An agile, iterative approach has been chosen in order to minimise risks and to quickly demonstrate the potential of the concepts that are conceived, studied and developed in the Lab. The project is broken down into three 5-step iterations:
- Analysis and Specification
- Dsign
- Implementation
- Testing and Approval
- User Feedback and Improvement
The deliverables of the three iterations take the form of open-ended, upgradable prototypes:
- Iteration 1: validation prototype: micro-factory concept comprising functional blocks that are approved in isolation.
- Iteration 2: semi-functional prototype: implementation of the concept and integration of interconnected functional blocks.
- Iteration 3: functional prototype: deployment of the overall concept and integration of self-configurable functional blocks.
The three iterations comprise all of the core technologies to be developed and fit together to form 5 pillars.
The “Smart Machine” pillar consists of identifying, designing and approving “smart”, self-manageable functional blocks capable of working as a network to machine a micro-engineered part. Drawing on the experience acquired with the Micro5, this pillar aims to redesign production resources to make them able to supply information and data about themselves and about the status of the machining processes, with the ultimate goal of achieving closed-loop production where manufacturing is rendered autonomous.
The main aim of the “Hardware and Automation” pillar is to identify and implement solutions that remedy the drawbacks of the automation solutions currently available on the market, which are generally based on numerical control and whose costs and inefficiency limit the performance of the processes. The idea is, in particular, to design and validate axis controllers using miniaturised, low-cost components with the necessary embedded computing power. The developments of this pillar will also include standardisation of the connectors and the redundancy of certain elements to guarantee 24/7 availability.
The “Workflow Management” pillar incorporates the design and validation of a system that is modular and flexible, is adapted to the micro-factory concept, and can handle logistics between the machining, checking, finishing and other processes. The movements between the functional blocks will be based on vertical and horizontal shuttles, providing the freedom to add the necessary manipulators for the defined applications. The overall efficiency of the micro-factory will be heavily dependent on the efficiency and adaptability of the workflow management system, which will draw on the concept of how elevators move.

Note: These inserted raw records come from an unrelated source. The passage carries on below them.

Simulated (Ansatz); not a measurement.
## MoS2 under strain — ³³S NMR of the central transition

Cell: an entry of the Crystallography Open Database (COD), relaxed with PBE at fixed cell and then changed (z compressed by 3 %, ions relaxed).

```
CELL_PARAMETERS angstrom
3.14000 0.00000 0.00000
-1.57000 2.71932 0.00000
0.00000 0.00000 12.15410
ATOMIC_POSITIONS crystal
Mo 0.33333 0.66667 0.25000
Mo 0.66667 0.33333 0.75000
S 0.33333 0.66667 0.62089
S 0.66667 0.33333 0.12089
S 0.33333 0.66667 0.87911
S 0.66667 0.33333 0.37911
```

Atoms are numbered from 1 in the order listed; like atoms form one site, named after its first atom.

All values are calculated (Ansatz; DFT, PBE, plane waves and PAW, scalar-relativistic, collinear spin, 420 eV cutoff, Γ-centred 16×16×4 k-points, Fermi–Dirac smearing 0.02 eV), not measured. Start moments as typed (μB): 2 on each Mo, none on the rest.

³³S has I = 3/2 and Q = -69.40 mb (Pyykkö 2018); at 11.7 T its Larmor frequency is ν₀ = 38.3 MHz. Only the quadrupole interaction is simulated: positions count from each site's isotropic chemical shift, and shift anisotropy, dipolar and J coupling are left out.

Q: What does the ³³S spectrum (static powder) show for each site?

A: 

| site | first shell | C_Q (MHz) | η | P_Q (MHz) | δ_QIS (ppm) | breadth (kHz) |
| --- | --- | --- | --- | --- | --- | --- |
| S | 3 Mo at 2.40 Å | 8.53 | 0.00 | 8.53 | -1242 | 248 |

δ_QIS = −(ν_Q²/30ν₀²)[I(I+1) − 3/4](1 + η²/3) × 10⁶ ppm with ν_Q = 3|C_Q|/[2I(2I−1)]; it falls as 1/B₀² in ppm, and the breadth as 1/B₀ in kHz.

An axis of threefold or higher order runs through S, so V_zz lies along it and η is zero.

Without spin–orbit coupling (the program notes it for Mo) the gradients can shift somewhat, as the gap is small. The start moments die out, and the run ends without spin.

The “Mechanical Architecture” pillar consists of designing and validating a mechanical structure that is robust, stable, scalable, and capable of hosting various technologies in the form of functional blocks, while also ensuring that the production resources can be reconfigured quickly and automatically depending on needs and constraints. This pillar physically integrates the preceding pillars in order to utilise the vertical dimension while, among other things, avoiding problems caused by interference between functional blocks. There are also plans to integrate pooled peripherals and to standardise the connectors.
The “Software” pillar aims to design and implement software solutions that enable the functional blocks to be networked and orchestrated, and the fabrication processes to be managed efficiently through value networks that are customer-centric and data-driven, or indeed demand-driven. This pillar involves studying the OPC Unified Architecture-type communications standards designed for interconnection and data harvesting, based on the selected hardware components and the necessary developments of a digital mock-up that integrates all production information, starting from the design of the parts to be fabricated.